Philadelphia Museum of Art Examines Fernand Léger: Modern Art and the Metropolis
“Abstract art came as a complete revelation, and then we were able to consider the human figure as a plastic value, not as a sentimental value. That is why the human figure has remained willfully inexpressive throughout the evolution of my work” ~Fernand Léger, “How I Conceive the Human Figure” (1949).

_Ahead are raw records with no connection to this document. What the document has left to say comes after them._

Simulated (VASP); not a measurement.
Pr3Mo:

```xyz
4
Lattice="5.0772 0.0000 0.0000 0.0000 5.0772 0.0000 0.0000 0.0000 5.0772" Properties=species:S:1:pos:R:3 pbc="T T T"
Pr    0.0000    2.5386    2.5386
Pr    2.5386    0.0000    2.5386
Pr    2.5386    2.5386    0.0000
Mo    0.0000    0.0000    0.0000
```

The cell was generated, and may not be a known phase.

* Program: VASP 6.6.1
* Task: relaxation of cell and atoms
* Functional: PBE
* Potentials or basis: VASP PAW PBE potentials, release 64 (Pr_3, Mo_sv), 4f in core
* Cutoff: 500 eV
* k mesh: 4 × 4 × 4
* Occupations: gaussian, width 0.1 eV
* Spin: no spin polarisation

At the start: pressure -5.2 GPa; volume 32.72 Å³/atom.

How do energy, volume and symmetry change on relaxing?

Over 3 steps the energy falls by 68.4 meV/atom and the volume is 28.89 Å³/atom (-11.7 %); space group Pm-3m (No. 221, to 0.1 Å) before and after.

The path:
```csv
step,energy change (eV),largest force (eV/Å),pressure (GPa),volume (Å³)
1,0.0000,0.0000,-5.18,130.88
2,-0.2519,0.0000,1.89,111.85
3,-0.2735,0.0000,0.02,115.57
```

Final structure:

Left: Fernand Léger, Esquisse pour “La Ville”, 1er état (Sketch for La Ville, 1st state), 1919, Oil on canvas, 25 ½ x 21 ¼”. Coll: Toledo Museum of Art. LEG-205
The current exhibition at the Philadelphia Museum of Art, Léger: Modern Art and the Metropolis, casts new light on the life and career of French modernist painter, Fernand Léger (1881-1955). The centerpiece of the exhibit is the mural-sized piece, The City (1919), monumental both for its size, and for its referential power to the complexity of the early 20th century urban environment and its inhabitants. The manufactured features of the city are multilayered and imposing, dislocating the individual in the maze of sign posts, steel and concrete edifices and anonymous Cubist-style shapes. In it, he captures the visual language of a new world, serving as a modern manifesto in which conflicting interests and needs uneasily coalesce. artes fine arts magazine
This important painting, in the PMA collection—placed as it is in dialogue with the urban art and culture of modernity—serves as a starting point for a brilliant curatorial effort on the part of Anna Vallye, who has managed to assemble work in various mediums—painting, film and stage craft—that trace the many interests of Léger, as he explore the changing Parisian art scene at the height of the avant-garde period. This interdisciplinary exhibition sheds new light on the vitally experimental decade of the 1920s, when Léger, working in conjunction with other modernist luminaries played a leading role in redefining the practice of painting, by bringing it into active engagement with the urban environment and modern mass media.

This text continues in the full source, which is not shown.